Suicide has long used by the relatively marginal to arouse the conscience of the powerful. It is irrelevant whether the cause espoused by the protestor courting death is justified. This is not always the case: for instance, in 1990, the approximately 152 upper-caste students who tried to resort to self-immolation were attempting to preserve their privileges and deny OBCs an equal share of opportunity. It is also true that in those months of fiery deaths, upper-caste students did indeed feel powerless.


From this perspective, it is pertinent to dismiss those who ascribe the suicide of Gajendra Singh to his disturbed state of mind. Singh may have been mentally fragile, but in choosing to hang himself at a public rally, a veritable theatre of protest, he consciously injected political meanings into his personal anguish and death.

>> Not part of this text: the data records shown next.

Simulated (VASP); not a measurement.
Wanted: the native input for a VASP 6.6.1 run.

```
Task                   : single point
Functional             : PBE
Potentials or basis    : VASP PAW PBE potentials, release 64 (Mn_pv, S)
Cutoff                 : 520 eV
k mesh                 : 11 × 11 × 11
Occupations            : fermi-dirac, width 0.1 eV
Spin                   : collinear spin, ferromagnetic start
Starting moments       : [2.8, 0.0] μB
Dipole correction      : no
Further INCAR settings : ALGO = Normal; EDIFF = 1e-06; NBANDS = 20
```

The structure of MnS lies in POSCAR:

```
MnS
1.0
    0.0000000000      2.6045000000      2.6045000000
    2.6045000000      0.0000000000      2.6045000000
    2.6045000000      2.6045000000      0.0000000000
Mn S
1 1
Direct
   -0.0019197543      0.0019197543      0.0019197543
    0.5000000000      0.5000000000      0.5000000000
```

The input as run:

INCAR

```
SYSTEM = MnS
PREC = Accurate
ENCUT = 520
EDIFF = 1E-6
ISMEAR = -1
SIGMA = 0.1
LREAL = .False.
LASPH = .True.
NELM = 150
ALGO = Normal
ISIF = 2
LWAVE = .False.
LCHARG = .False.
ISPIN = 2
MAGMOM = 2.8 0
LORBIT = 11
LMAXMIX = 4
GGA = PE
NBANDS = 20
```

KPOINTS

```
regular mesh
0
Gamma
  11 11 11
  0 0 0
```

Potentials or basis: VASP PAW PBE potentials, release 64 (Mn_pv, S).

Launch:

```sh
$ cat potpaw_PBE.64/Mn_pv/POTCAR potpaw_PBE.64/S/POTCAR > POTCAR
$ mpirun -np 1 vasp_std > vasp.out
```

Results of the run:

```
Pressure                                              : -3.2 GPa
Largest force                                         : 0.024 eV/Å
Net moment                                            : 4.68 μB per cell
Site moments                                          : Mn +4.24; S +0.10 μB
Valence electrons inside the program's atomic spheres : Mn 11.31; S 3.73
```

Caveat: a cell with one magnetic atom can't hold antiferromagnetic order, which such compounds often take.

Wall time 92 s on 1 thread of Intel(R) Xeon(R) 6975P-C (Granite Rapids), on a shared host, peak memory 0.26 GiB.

The Aam Aadmi Party rally was being held to protest against the Modi government’s ordinance on land acquisition. This context has forged a link between Singh’s suicide and the ordinance, the provisions of which also constitute the Bill that was introduced in Parliament on Monday. On the day Gajendra committed suicide publicly, the Confederation of Indian Industry issued a press release describing the Bill as “pro-farmer” and “pro-growth”.


Reflections of Mandal


Not only does the death of Gajendra mock such descriptions, it demonstrates that the government’s measures have both supporters and opponents, as had been the case during the anti-Mandal protests of 1990.  Singh’s body will become the symbol of sacrifice for those who oppose the land Bill, as Rajiv Goswami became for anti-reservationists. Goswami was the first person who set himself ablaze during the protests against the recommendations of the Mandal Commission, but survived the ordeal to live for another 14 years. His abortive self-immolation, however, triggered copycat suicides around the country.


Singh’s suicide also reflected the agrarian anguish and the precarious nature of life in rural India. This we can infer from the suicide note in which he cites the destruction of his crops because of unseasonal rain as the reason for his action. The existence of agrarian anguish is reiterated by the statistics on the increasing incidence of suicide by farmers.


But never before has suicide by a farmer received such extensive media coverage. It is arguably because Singh chose to make his death a spectacle, to be filmed by TV cameras. Not for him a self-inflicted death in isolation. Would media houses have cared to send their crews to his village in Rajasthan’s Dausa district?


His choice of venue to die suggests two aspects of India’s contemporary reality – no protest is effective unless it is played on TV, and that to be featured in the media, protesters must reach where journalists are. This is why Singh came to the media hub of Delhi to die. His death mocks the insensitivity of us journalists, too.


We must now fear the future. In his seminal study of suicide in 1897, social thinker Emile Durkheim noted that imitation leads to a spurt in self-inflicted deaths. People teetering on the brink, sharing the same distressing socio-economic situation in a given area, tend to copy the first person to voluntarily embrace death.


Fear of imitation


You hope villagers reeling under the agrarian crisis will not begin to imitate Singh’s spectacular death. Through his tragic act, he has conveyed to rural India the possibility of turning suicide into a protest, which holds out a greater meaning for the rulers when it occurs in the city.


A person who thinks suicide is a release from crushing debt may now be tempted to simultaneously turn his death into a cause célèbre. It might, if nothing else, prompt the government to provide relief to the deceased’s family members. Singh’s death conforms to Durkheim’s model of anomic suicide, which is ascribed to a breakdown in societal and moral codes during economic upheaval. Confusion grips people, even the relatively prosperous, because their economic status is incessantly fluctuating.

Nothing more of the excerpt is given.